The missive elicited a response from Utah Gov. Gary Herbert's health adviser Norman Thurston, who contends Graham's opinion is based on misinformation and inaccuracies.

"It is clear that Mr. Graham has one goal in mind — to prevent the Affordable Care Act from being implemented. His main thesis seems to be that if states simply do nothing, the federal government will not be able to impose a federal program on them," wrote Thurston this month in a blog posting on the Forbes website.

The best way for states to "prevent federal intrusion," said Thurston, is "boldly and aggressively stake out their territory in identifying what needs to be done and moving forward in a way that works best for their state."

Graham fired back that attempts to repeal national health care reform or see it overturned as unconstitutional hardly count as doing nothing.

His argument with Utah's exchange isn't that it undermines these efforts by taking a page from the Affordable Care Act — just that it's a waste of time, he said.

Federal reform directs states to build exchanges and states are looking to Utah and Massachusetts, which boast the nation's only operable models. Both pool the purchasing power of individuals and small businesses, allowing them to enjoy the same economies of scale and lower-priced premiums as large companies.

Initially plagued by high premiums, Utah's exchange is seeing enrollment pick up.

But, while the Massachusetts Connector has connected about 217,000 people to coverage — just 2 percent of its population was uninsured in 2010 — Utah's exchange reached 3,583 enrollees as of July 1.

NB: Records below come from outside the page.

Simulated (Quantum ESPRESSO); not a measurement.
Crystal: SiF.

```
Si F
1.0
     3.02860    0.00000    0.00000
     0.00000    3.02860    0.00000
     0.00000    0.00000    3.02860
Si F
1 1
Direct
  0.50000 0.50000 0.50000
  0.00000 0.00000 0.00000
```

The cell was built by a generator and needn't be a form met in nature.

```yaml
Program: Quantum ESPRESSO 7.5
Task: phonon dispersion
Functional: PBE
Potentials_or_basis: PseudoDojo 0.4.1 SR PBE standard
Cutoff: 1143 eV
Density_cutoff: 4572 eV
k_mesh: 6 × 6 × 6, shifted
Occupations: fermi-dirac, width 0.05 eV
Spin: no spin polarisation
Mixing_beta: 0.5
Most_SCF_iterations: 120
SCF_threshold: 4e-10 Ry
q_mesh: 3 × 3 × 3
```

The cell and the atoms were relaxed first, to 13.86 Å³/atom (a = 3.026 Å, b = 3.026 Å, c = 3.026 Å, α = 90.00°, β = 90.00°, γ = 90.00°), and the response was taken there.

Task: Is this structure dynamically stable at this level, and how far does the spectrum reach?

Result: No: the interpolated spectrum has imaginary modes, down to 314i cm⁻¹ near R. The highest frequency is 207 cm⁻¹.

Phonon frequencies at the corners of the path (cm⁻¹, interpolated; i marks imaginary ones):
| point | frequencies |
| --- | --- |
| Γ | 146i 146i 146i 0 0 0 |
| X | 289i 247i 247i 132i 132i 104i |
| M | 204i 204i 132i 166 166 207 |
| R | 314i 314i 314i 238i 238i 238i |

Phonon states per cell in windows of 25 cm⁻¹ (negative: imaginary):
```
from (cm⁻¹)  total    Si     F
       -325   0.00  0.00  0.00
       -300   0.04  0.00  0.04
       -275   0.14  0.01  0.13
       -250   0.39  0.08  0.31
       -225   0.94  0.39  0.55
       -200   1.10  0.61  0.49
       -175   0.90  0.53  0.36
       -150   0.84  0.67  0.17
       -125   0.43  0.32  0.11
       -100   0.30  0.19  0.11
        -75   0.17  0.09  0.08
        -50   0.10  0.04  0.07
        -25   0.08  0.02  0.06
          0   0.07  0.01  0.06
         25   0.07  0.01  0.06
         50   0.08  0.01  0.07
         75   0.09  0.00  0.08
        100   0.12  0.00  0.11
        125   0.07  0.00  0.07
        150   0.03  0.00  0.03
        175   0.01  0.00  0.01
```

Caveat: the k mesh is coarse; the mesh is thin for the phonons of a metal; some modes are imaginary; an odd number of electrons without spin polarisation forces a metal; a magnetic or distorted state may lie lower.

Massachusetts' success is due, in large part, to the state requiring that virtually all citizens purchase coverage, and subsidies that the state pays families to help them afford it. Utah has rejected those ideas. The Bay State also is able to keep premiums in check through stiffer insurance regulations than Utah has been willing to adopt.

Federal health reform takes its cues from the Massachusetts model, and the U.S. Department of Health and Human Services recently issued draft regulations dictating how state exchanges will work.

Utah officials are mulling the new rules and deciding which, if any, to embrace, said Thurston. "We have our right eye on our exchange and looking to improve it and our left eye on the federal regulations, some of which will be more disruptive than others. ... If I'm reading it right and they're expecting the states to enforce the [requirement to purchase insurance], that could be problematic for multiple reasons."

Judi Hilman, Executive Director of the pro-reform Utah Health Policy Project, argues that in order for Utah's exchange to be successful, the state will have to embrace subsidise and the "dreaded mandate."